MOSCOW UNVEILS AND PUSHES “COLLECTIVE SECURITY FORCES” PLAN.

Publication: Monitor Volume: 7 Issue: 64

CIS Collective Security Council (CSC) Secretary Valery Nikolayenko visited Kazakhstan, Kyrgyzstan and Tajikistan on March 28-31 to drum up support for a Central Asian “regional security system” with its “collective security forces.” The Russian diplomat Nikolayenko, a former ambassador to Kazakhstan, heads the Moscow-based and Russian-dominated CSC, the standing political coordinating staff of the CIS Collective Security Treaty (CST) signatory countries.

As outlined by Nikolayenko, the concept for Central Asia is subsumed to an overarching, nominally CIS structure which would–as Moscow envisions it–include three “regional security systems” or “directions” (napravleniya, Soviet/Russian military term denoting groups of forces which become “fronts” in wartime): the Western, to consist of Russia and Belarus; the Caucasus, to consist of Russia and Armenia; and the Central Asian, to consist of Russia, Kazakhstan, Kyrgyzstan and Tajikistan. In the last region, Uzbekistan abandoned the CST in 1999, and Turkmenistan is permanently neutral.

Moscow currently attaches top priority to setting up the system and forces in Central Asia. Nikolayenko urged the Kazakh, Kyrgyz and Tajik leaderships to take, on the respective national levels, three immediate measures. First, order the formation of a rapid-deployment battalion in each country, to be nationally based and available to join the Russian-led “collective security forces” as needed. That would be an “initial” step toward the formation of larger forces. Second, to ensure the enactment of national legislation that would allow the entry, deployment, and cross-border movement of “collective security forces”–that is, mainly Russian forces–on the territories of these Central Asian countries. And, third, to ratify the agreement on “principles of military-technical cooperation” among CST signatory countries. Kazakhstan became on March 19 the first country to ratify the agreement.

That document, originally signed in 1992 as a supplement to the CST, and amended last year, concerns the procurement and delivery of arms and military equipment. It mainly stipulates that member countries’ national units which are dedicated to “collective forces” shall enjoy priority access to arms and equipment at substantial discounts. For the most part, this means Russian deliveries on a preferential basis to those selected units in CST countries.

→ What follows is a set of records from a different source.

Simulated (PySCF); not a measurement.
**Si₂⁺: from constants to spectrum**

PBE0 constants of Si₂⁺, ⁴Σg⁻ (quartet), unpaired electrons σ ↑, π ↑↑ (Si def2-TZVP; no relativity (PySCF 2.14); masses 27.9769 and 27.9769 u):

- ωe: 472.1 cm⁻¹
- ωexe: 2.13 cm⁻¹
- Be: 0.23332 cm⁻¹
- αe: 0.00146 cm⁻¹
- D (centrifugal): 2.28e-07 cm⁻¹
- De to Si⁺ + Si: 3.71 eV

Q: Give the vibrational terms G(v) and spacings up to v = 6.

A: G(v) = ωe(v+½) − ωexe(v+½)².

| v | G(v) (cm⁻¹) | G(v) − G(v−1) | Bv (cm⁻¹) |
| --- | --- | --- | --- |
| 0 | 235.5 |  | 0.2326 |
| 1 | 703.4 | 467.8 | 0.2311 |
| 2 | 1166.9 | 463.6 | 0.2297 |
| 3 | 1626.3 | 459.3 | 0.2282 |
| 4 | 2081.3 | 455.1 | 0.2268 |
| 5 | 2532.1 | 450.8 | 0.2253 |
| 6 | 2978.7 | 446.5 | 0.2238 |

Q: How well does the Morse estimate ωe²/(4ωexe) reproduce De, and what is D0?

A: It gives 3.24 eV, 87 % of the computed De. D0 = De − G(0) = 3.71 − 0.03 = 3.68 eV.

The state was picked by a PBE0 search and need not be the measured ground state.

As usual with CIS documents, the imprecise terms of this agreement have given rise to conflicting interpretations. First, whether it applies to older items in stock, or also to modern items that come off the production line, and which Moscow prefers to sell to more solvent, non-CIS customers. And, second, whether the marked-down prices would be equal to the production costs or to “internal prices,” the latter entailing a presumably narrow profit margin for the producers. In either case, the non-Russian member countries, struggling to revive and overhaul their Soviet-era defense industries, dislike the prospect of having to deliver their products at slashed-down prices for “collective forces” in which they themselves have little say. Russian producers themselves seem less than keen on the proposed system. Only that can explain why Russia’s Duma is dragging its feet on ratification of this agreement.

Those three rapid-deployment battalions would be national in name only, inasmuch as their mobility would depend entirely on Russian aviation. Their creation is envisaged as an initial step toward developing larger collective forces that would be used not only in antiterrorist operations but also, according to Nikolayenko, in “combined-arms operations”–a old-style formula implying conventional operations by general-purpose forces. The Russian envoy asked the Kazakh, Kyrgyz and Tajik leaderships to work out plans for possible allocation of national units if necessary larger than battalion-size to the collective forces.

For its part, Russia’s Defense Ministry is currently considering a deployment of 3,000 paratroops in Tajikistan as reinforcement to Russia’s 201st motor-rifle division there. That division has received substantial reinforcements of tactical aviation from the Voronezh, Russia-based 105th Air Force division, as recently disclosed by that division’s commander, Major-General Nikolai Patrakov, in an interview with a Voronezh publication. Those Russian forces in Tajikistan would undoubtedly constitute the mainstay of any “collective forces” in Central Asia. Any Tajik, Kazakh or Kyrgyz units could only be of a token nature for political window-dressing.

Still open is the issue of locating the headquarters of the “collective” forces. Kyrgyzstan, fearing a return of Islamist insurgents this spring and summer, has asked for an antiterrorist headquarters to be located in Bishkek or in Osh. At the same time, President Askar Akaev seeks to diversify his country’s security relationships by enlisting Chinese, American and Turkish support. Kyrgyzstan seems in no hurry to enact or ratify the Russian-desired legislation that would allow “collective”/Russian forces to enter the country. For its part, Moscow wants Kyrgyzstan to pass such legislation as a precondition to siting an antiterrorist headquarters in Kyrgyzstan.

Moscow now insists that the three Central Asian countries rush into those decisions in time for the meeting of presidents of the CIS Collective Security Treaty member countries in May in Yerevan (Itar-Tass, Habar (Almaty), Kabar (Bishkek), Hovar (Dushanbe), March 28-31; Bereg (Voronezh), no. 8, February 23; see the Monitor, September 13, October 16, December 4, 2000, March 12).